Journey ending speakers


Listening to to my  stereo last night thinking about what upgrade I may do in the future. May upgrade my CD player or change phono cart or a new arm? But one of the things I will never change is my speakers. My journey has ended with the speakers I have now. Are you like me and have your forever speakers? Oh mine are a set of 30 year old 4 way JBL  Studio Monitors 4345s.
ricpan
Old guy, moving from Wilson WP7's to Alexia Series 2. McIntosh system, tube power amp. Focal Utopia headphone rig. Grew up in house with one-off speakers built by Rudy Bozak, a friend of my father. Loved the BW speakers I have owned in the past.

Gentleman:

Don't forget the cabinet construction in your discussion. It is not just drivers that end up in the sound. I owned the Edgarhorn Titan horn system with Seismic Subwoofer for 13 years and it had very vintage drivers which I considered sublime to listen to with SET amplification. Those included the JBL 2441 in the midrange and Bruce's 300hz horn made of solid wood made it sing. The mid bass folded cabinet in mine and the seismic sub. also had JBL/Electrovoice vintage drivers but the cabinets were big and hard to properly brace. The only reason I sold the pair was due to the space in my room. These horns smoked a lot of others out there due to the driver chemistry/cabinet combination. My friends Avantgarde Trios with Bass Horns are hifi in comparison. Point is he likes what they do for him so he wins. I don't care to listen to them.

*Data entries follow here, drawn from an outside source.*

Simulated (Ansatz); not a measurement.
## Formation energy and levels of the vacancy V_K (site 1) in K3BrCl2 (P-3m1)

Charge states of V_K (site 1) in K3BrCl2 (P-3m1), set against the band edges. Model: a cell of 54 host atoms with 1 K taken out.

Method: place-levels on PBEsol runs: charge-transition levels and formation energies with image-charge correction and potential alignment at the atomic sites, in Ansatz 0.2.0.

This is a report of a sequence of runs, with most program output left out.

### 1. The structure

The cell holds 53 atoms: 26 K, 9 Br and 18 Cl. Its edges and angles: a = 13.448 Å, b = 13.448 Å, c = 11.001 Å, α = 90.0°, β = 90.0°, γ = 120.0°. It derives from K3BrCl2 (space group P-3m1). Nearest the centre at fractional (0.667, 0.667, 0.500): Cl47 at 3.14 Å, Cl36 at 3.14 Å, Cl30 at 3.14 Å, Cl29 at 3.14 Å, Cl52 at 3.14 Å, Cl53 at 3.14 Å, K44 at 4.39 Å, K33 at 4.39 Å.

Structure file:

The Gamut speakers excel in sound not only due to quality timed drivers and crossovers but due to the 21 layers of "specific" Baltic wood used to make the cabinets in their top models. The layers are hand glued together. Why not 22 layers or 19? Because 21 sounded the best to the designer. 

A lot goes into the cabinet for the final result is my point. Drivers are only a part of the overall sound.

Gary (gwalt)

I grew up with the Bozak sound as I live in CT. I remember meeting him as a kid in one of the local stores.  The owners was close with him, but didn't sell his speakers.  I used to get to hear them all the time though as he was always bringing them in.  They'd call me to come listen after school (was on my way home).  What folks don't remember is that he designed and built the speakers for the NY Worlds Fair in the early 60's.  Pretty cool story.
I've heard an awful lot of speakers in my time, on account of they get sent to my shop for audition and I hear them at shows as well.

For about 20 years now one of the best I've heard has been the Classic Audio Loudspeakers model T-3.3, which is what I've been playing for most of that time (started as T-3s). They have dual 15" woofers (which cut off at 20Hz) and field-coil magnet structures. The midrange in particular is quite nice- beryllium compression diaphragm with a Kapton surround; very fast and the first breakup is at 35KHz, so very smooth as well. The speakers are also easy to drive, being 16 ohms and 98 db 1 watt/1 meter.   

There really isn't anything this speaker can't do. It can handle more power than I can throw at it, can play considerably louder than I ever need it to play and no part of the frequency spectrum is left to imagination. Its also very relaxed and detailed, even at high volume, but is equally comfortable imparting all the music at very low levels too. It is so undistorted that it is a bit disarming how loud its often playing- it certainly does not **sound** loud! Its only when you realized that you have to yell to be heard by someone right next to you that you realize how loud it might be playing.

Yet for all this the speaker is insanely musical. Its not particularly euphonic; instead I find it to be quite neutral, just like real music. It'll be quite a challenger to get them out of my living room- so far nothing is even on the horizon, which is not to say I've not heard other speakers that I could not live with for the rest of my life- I've heard a number of them. This one is simply the best of the crop.